Six in 10 polled CCOs report “their company’s technology infrastructure has not been analyzed to confirm it aligns with compliance requirements or they were unsure of such alignment,” notes a statement Monday from KPMG LLP, the independent U.S. member firm of KPMG International Cooperative.

That percentage was matched by about 60% of respondents saying they are unsure as to whether their technology infrastructure is proactively adapted to align with regulatory changes, the statement adds.

The survey, which reflects the input of CCOs from 62 major U.S. organizations across seven industries, asked respondents about their compliance activities and addressed, among other compliance elements, risk assessment, governance and culture, technology and data analytics, and monitoring/testing.

Many organizations “are not effectively using technology and data and analytics to take a proactive approach to compliance and to prepare for and adapt to regulatory change,” notes the report, The Compliance Journey – Boosting the Value of Compliance in a Changing Regulatory Climate.

That is clearly important, the report points out, since “technology and data and analytics can help organizations be more proactive in compliance efforts and address weaknesses before they escalate to compliance issues.”

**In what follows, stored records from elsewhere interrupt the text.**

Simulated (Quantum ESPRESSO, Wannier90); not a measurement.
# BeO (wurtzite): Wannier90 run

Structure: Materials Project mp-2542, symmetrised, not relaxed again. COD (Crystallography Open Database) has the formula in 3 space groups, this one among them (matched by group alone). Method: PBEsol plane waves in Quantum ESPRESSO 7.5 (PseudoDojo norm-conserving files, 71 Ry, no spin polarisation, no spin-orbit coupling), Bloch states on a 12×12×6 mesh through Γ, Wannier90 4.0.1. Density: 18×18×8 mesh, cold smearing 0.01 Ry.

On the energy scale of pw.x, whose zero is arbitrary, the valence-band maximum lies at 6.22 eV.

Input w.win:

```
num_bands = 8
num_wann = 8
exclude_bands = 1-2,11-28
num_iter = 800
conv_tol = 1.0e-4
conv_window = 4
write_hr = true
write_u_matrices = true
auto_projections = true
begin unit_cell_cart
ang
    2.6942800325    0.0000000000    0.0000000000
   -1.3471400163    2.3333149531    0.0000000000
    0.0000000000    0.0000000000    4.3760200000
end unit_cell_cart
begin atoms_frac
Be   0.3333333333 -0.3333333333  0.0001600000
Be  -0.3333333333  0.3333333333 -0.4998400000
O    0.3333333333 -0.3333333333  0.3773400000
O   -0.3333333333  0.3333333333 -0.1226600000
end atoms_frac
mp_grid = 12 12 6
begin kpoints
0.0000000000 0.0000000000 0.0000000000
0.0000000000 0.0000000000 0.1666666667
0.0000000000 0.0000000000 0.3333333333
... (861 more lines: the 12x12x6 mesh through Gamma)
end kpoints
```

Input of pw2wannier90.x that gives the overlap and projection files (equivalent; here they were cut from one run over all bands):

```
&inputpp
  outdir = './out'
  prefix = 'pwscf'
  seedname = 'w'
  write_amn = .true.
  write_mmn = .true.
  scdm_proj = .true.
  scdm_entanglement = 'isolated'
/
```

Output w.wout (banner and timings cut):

Across nine components, organizations, generally, report having strong programs in governance and culture; policies and procedures; and communication and training.

However, program components needing the greatest improvement include technology and data analytics; monitoring and testing; and people, skills and due diligence.

For many CCOs looking to enhance their programs, the “regulatory uncertainty can make it challenging to identify where to prioritize their compliance efforts,” the report states.

Other survey findings include the following:

  • despite the quickening pace of regulatory change globally, just 27% of polled CCOs strongly agree their compliance function has a change management process in place to identify and incorporate changes in laws and regulations into their policies and procedures;
  • 36% do not know (or disagree) their lines of business management take ownership of the compliance culture and agenda;
  • 31% do not know (or do not communicate) conduct and culture lessons across their organizations;
  • 39% do not consider (or do not know if their organization considers) employee adherence to compliance policies and procedures as a factor in performance ratings and compensation decisions;
  • only 69% say their organization leverages technology to support its compliance initiatives; and
  • 47% say they use data analytics and other technology processes to conduct root cause and trending analysis.

More positively, over 90% of CCOs report their board or a committee of the board is adequately informed of compliance risks and mitigation efforts; at least 94% of organizations say compliance requirements are embedded within their policies and procedures; and 84% of CCOs report having a compliance risk assessment process that leverages qualitative and quantitative measurements.

Despite some ground to make up, KPMP LLP reports the rising global regulatory expectation and scrutiny of organizations’ third-party relationships is driving CCOs to further enhance their third-party risk management programs.

“CCOs understand that weaknesses to adequately assess third parties can expose their organizations to operational risk, possible government investigations and reputational damage, as well as monetary penalties and potential criminal liability,” it notes.

That said, only about half of polled organizations have a compliance monitoring process to confirm their third-party vendors adhere to compliance due diligence processes.

“Given the broad spectrum of regulatory changes anticipated from the new administration and Congress, as well as differing and changing regulatory requirements across jurisdictions, organizations should continue to focus on investing wisely in areas of their compliance practices and programs that will help them to more effectively and efficiently comply and operate,” says Amy Matsuo, a partner and regulatory risk network leader at KPMG.

“At a time when chief compliance officers are strained for budgets and resources, they can achieve efficiencies as well as improve their organization’s compliance program by leveraging technology and data and analytics to support a wide range of compliance activities including risk assessments, monitoring, testing, training, reporting and document retention,” adds Richard Girgenti, KPMG’s principal and leader of forensic advisory services for the Americas.

The many challenges in this current environment elevate the need for CCOs “to develop a risk-based strategic vision for compliance,” the report states.

“Such a vision is stronger when it is based on a robust understanding of the organization’s current regulatory environment as well as the likely trajectory of regulatory change,” it adds.

Global regulatory trends “support better corporate governance and risk management, not reversals of it,” the report emphasizes.

“Therefore, CCOs’ overall commitment to instilling and enhancing a culture of compliance within their organization and their vision for further strengthening governance, compliance and risk management as part of their risk-based strategy should continue to guide them forward despite this time of uncertainty,” it notes.

“CCOs can benefit from having a five- and 10-year plan that projects what their future compliance program will need to look like, based upon existing regulatory and enforcement action trends, and continue to invest in foundational elements for this future program,” KPMG LLP adds.